Andrew Jankowski

Searching for a way to connect choreographer Miguel Gutierrez’s performance This Bridge Called My Ass to the book from whence it takes its name This Bridge Called My Back, I found myself returning to a poem in the collection by Donna Kate Rushin, “The Bridge Poem." "I've had enough," Rushin declares, "I'm sick of seeing and touching / Both sides of things / Sick of being the damn bridge for everybody." This Bridge Called My Back was a groundbreaking 1981 anthology by women of color, critiquing white feminism. Both the anthology and Gutierrez’s work clearly express frustration. Gutierrez uses the language of theatrical dance to convey the anthology’s ethos with light, sound, body, fabric, stools, electric power strips, clamps, and Mac laptops. It’s a challenging work—two people walked out of the performance I attended—but if you give it a chance, My Ass has a lot to say about the weariness of building impermanent connections, borders, and boundaries.

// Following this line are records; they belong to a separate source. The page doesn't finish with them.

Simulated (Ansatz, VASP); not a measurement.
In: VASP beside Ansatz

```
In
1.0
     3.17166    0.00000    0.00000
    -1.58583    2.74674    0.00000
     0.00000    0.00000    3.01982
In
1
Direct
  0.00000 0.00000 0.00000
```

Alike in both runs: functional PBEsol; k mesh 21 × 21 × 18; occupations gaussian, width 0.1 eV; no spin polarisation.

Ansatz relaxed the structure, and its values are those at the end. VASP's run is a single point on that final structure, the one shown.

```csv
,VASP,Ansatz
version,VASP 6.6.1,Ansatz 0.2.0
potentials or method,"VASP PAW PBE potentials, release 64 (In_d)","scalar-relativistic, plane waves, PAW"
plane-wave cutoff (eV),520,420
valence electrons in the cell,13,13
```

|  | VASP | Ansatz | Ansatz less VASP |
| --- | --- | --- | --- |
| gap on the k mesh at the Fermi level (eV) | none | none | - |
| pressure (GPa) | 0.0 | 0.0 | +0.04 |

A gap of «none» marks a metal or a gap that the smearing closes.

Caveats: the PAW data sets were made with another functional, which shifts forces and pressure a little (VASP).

Performers Alvaro Gonzalez, John Gutierrez, Xandra Ibarra, nibia pastrana santiago, and Evelyn Sanchez Narvaez open the presentation by chanting in Spanish. They're all clad in varied day-glo negligees. They alternate between stripping down—some changing into new garments—and dragging objects across PICA’s theater stage. With six bodies to focus on, its up to the viewer to prioritize order of observation. The dance is frenetic and the dancers are never dull—whether they're dragging fabric with their feet, climbing through step ladders, slapping themselves, or humping speakers playing a mix of atonal noise, folk, and Pitbull. What matters is how you interpret these happenings—and in my case, I saw the laborious decontextualizing of how we understand the body’s interactions with objects and other bodies.

Andrew Jankowski

My Ass contains moments where nude bodies interact in ways that are normally coded as sexual (like rubbing bearded faces on asses), but on the stage they lack eroticism. The forms of nude brown bodies and multicolored fabric is reminiscent of queer LA photographer Rakeem Cunningham’s work. As the lighting cues switch from blue-white tones to bright lights to seconds of total darkness, the audience sees Miguel Gutierrez and his fellow performers work in vain to form new connections between their bodies and cloth strung from the ceiling. Like the speaker in Rushin’s poem, Miguel and the other dancers are constantly at work: forming communicative labors, sick of seeing and touching, but unable to stop.

Andrew Jankowski

Not even death marks the end of My Ass. In the last third of the show, the performers restore the stage by laying out the wrinkle-free fabrics like a politically-colored map and taking on lines that sounds like telenovela dialogue. As the audience is deprived of context, it’s hard to know what’s going on. Earlier the the audience laughed at scenes that didn’t seem humorous. This final scene seems like the most appropriate place for laughter. Every character dies by gun violence as they profess the undying connection of eternal love. A dog made of industrial clamps is slowly dragged across the stage as an esoteric, humorous monologue plays.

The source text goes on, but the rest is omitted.